My interest has always been in global public health and disaster response. The Oxford MSc in Global Health Sciences was therefore a great introduction to the public health training scheme for me. The flexibility of the training scheme meant that, as well as undertaking local placements (at a Primary Care Trust, the community engagement team of Oxfordshire County Council, and the local health protection unit), I could work in health protection and public health disaster preparedness at a national level and overseas. My placement with the Extreme Events team and the London chemical hazards team of Public Health England was a ‘National Treasure’ placement. These placements allow trainees from all over the country to undertake approved placements outside of their Deanery. It was good exposure to health protection work and we collaborated with the World Health Organization and the United Nations.
My academic placement involved 3 months at the Chinese University of Hong Kong, working on research and policy for humanitarian response to natural disasters. I also undertook a Thames Valley and Wessex Leadership Academy ‘Improving Global Health through Leadership Development’ fellowship, which involved 6 months as a public health registrar in the Western Cape province of South Africa. It was great to see how other countries do public health, allowing me a different perspective on the problems we face in public health in the UK. Having dedicated support to develop my leadership skills was also a good development opportunity.

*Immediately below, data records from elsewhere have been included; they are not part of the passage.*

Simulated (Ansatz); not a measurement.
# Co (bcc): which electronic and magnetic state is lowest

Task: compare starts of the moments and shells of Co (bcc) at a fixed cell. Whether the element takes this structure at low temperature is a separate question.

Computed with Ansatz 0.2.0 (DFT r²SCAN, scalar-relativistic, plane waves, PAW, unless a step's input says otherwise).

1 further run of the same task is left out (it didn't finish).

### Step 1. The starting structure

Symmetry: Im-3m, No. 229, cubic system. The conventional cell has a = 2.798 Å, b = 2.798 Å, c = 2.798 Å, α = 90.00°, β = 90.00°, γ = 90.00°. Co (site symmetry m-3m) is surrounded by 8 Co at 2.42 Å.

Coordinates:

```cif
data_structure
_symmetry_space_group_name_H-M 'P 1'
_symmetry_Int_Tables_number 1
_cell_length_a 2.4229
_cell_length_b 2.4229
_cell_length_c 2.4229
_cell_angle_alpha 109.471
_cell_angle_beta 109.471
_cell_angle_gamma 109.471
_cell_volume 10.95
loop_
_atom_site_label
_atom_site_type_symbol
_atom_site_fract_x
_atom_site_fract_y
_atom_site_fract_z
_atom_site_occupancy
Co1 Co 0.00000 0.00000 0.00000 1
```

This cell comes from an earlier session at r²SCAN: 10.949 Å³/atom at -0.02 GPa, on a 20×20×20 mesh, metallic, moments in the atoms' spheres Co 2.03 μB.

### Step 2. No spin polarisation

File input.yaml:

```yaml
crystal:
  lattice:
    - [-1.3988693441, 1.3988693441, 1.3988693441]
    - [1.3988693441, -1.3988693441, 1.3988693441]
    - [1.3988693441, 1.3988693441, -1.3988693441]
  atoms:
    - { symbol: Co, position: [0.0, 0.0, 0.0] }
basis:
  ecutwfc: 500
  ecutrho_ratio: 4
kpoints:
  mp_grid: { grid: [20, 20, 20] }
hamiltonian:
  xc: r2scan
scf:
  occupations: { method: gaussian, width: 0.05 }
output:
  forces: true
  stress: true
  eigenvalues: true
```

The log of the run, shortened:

My final year of the training scheme was spent working in the public health department of Médecins Sans Frontières (Doctors Without Borders) in London. This was where I had long wanted to be, so it was a dream come true to get the placement. Again I gained national and international experience of public health and learnt a lot about epidemiology, politics, advocacy and Ebola! When I finished the training scheme I remained with MSF, as their first ‘public health specialist’, and hope to be here for years to come.